Read the full story at CBC News British Columbia.
“Direct-to-consumer model working so well, independent fishermen now need own cutting space
Shaun and Sonia Strobel founded Skipper Otto’s Community Supported Fishery in 2008 as a way for Otto Strobel — Shaun’s father — to keep fishing independently at a time when it was becoming increasingly more difficult for fishermen like him to make a living in B.C.
Now, another 39 boats have joined their collective and more than 1700 customers pay up front — on average $300 per year — to have the chance to order and pick-up fresh fish, shellfish and other food direct from B.C.’s waters.
“In my wildest dreams, eight years ago, I never believed that we would have this many families and this many members that we would actually be changing the local, small-scale seafood industry,” said Sonia Strobel from the False Creek Fishermen’s Wharf on Thursday as customers lined up to collect bags of spot prawns.
Despite the success, the Strobels are hoping to go even further with their business so they can have a resource that was once more common in B.C.: a fish processing plant.

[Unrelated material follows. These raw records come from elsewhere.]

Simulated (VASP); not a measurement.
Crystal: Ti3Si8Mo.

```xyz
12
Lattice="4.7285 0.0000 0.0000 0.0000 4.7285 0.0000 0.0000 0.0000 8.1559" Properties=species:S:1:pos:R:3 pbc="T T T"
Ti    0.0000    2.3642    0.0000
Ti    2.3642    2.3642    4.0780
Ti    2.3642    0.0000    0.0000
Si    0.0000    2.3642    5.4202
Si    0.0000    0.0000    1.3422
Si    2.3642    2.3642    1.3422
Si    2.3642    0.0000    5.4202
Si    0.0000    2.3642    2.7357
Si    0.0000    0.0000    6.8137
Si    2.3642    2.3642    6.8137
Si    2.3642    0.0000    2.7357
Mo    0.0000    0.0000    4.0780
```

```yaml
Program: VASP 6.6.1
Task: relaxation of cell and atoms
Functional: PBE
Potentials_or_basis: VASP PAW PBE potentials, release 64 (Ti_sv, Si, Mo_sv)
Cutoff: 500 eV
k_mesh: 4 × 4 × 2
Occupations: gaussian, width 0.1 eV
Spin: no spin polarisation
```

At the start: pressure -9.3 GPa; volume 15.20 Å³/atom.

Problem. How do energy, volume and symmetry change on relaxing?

“The lack of secure processing is the biggest hurdle we have to overcome,” said Shaun Strobel, who added that up to 75 per cent of what he and other fishermen in the collective catch has to be processed.
Some of that is done on the boats and in the limited space that the Strobels and others have at the False Creek Fishermen’s Wharf, but most often they must turn to fish processors who are already busy with contracts from much larger companies.
In order to make the fish processing plant a reality in False Creek, the Strobels want to up their customer base to 2000 members by the end of May, which they are confident will happen, as customers like Kim Carruthers, now in her second year with Skipper Otto’s, have helped bring others into the collective.”